A Year with St. Teresa of Avila's Interior Castle
Share our inviation video with a friend and order your copy of The Interior Castle!
Introduction
1.) Ask yourself this question: “Do I have an interior life?”
2.) Buy your copy of the Interior Castle and begin reading! Read Mansion 1 by March 15th
Mansion One
1.) Have you finished reading Mansion One?
2.) Listen to the podcast and consider what your discipline of prayer is like.
3.) Join us for our in-person discussion! Join our Intellectual Society email list for more details.
Mansion Two
Three Key words:
Interiority, struggle and communion
Questions for Reflection
1.) What is it like when I hear God’s voice?
2.) What has He been saying lately?
3.) Do you have a written plan of love or rule of life that outline how you will intentionally give your time weekly and daily to prayer and the sacraments?
4.) Do you have time set aside each day for mental prayer?
5.) Do you have someone in your life you can be accountable to in prayer?
6.) By moving to the Second Dwelling Places, we see we must leave our old life behind? How is this a struggle?
7.) When you fall, do you trust in the mercy of God? Even out of your fall, God will bring good
Mansion Three
Here St. Teresa describes the last doorway before we enter into the mansions of the Lord's work as opposed to our own.
Questions for reflection
1.) Have I built in practices based on order in my life and prayer routine?
2.) Where can I make room for Holy spirit as opposed to my own plan?
Mansion Four
Mansion Four is packed with three chapters and might be the most important mansion of all. Saint Teresa says this is the mansion where we move from the active form of prayer to the beginnings of passive recollection and we are getting closer to the Seventh Dwelling! (The change is so subtle we might miss it.)
Questions for Reflection
1.) What is a good way to dispose oneself for this new type of prayer?
2.) Teresa uses the analogy of the water trough. Can you think of another one for explaining the difference in prayer?
3.) What is going well in your prayer life right now? What isn't?
4.) Is the Lord doing something new in your relationship with Him?
5. ) Right now, is the Lord telling you to run or slow down?
6.) Do you struggle with distractions in prayer? If so, how can you apply St. Teresa's wisdom on how to deal with these distractions?
7.) Have any of the devil's tactics the saint mentions come against you in your prayer life?
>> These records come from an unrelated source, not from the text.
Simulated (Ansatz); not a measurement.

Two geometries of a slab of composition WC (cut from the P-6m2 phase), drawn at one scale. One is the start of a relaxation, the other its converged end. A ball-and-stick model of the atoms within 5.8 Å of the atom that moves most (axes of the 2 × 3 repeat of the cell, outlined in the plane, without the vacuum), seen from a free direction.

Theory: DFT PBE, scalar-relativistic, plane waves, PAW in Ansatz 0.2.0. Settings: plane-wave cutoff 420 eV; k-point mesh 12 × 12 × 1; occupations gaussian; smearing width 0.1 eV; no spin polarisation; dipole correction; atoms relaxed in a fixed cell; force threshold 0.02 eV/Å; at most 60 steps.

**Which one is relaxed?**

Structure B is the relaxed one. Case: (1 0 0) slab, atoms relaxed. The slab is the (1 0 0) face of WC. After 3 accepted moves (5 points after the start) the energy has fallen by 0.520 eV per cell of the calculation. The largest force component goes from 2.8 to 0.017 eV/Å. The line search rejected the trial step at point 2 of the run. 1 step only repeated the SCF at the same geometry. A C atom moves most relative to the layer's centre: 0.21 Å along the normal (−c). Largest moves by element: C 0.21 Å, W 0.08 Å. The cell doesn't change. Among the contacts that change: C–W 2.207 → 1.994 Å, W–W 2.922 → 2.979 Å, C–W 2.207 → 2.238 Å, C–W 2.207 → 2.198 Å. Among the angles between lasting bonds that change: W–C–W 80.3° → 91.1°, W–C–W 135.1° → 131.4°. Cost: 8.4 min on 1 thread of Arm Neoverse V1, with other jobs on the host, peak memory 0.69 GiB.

8.) Where is there a lack of self-knowledge in your life and how might that be preventing you from going deeper in the mystical ladder?
Mansion Five
Join us for a discussion of mansion five where Saint Theresa talks about the changes in prayer that occur in the soul moving out of mansion four. In this video we will highlight the Saints famous image of the the silk worm, and the butterfly that tell us so much about moving into union with our bridegroom, Jesus Christ.
Mansion Six
In Mansion Six, Saint Teresa discusses her famous transverberation where the flame of love pierces her heart.
We will also explore some of the ideas coming from Sr. Mary Prudence Allen, RSM, The Concept of Woman, (3 volumes) who connects Teresa’s thoughts with the medieval saint, Thomas Aquinas and the modern prophet, Pope Saint John Paul II and his groundbreaking Theology of the Body. It is always exciting to see how the Holy Spirit has been guiding the Church for thousands of years.
Mansion Seven
In Mansion 7 we look at how Saint Teresa describes the differences between the betrothal and the spiritual marriage in the soul. The saint’s fascinating interpretation of Martha and Mary brings the seven mansions to a culmination. And finally, we look at how the teachings of St. John of the Cross complement those of Teresa and give some masculine insight into how both men and women are called to be the bride with Christ in this spiritual nuptial vision.
Questions for reflection
1.) Has God ever let you go through a period of sustained emptiness, which he later filled with His light?
2. ) In the podcast, we discuss dividing Theresa's life into two parts if you were to write your own spiritual autobiography how would you describe the different chapters in your own spiritual journey?
3.) Saint Theresa was so influenced by St. Paul that we can call her life Pauline in a sense, are there things about the life of Saint Paul that speak to you?
4.) Looking at the different patterns of imitation in the spiritual life, which saints speak to you? Do you see a pattern in the life of a saint that you see in your own life?
5.) What are some ways you can see a joining of Martha and Mary in your own life?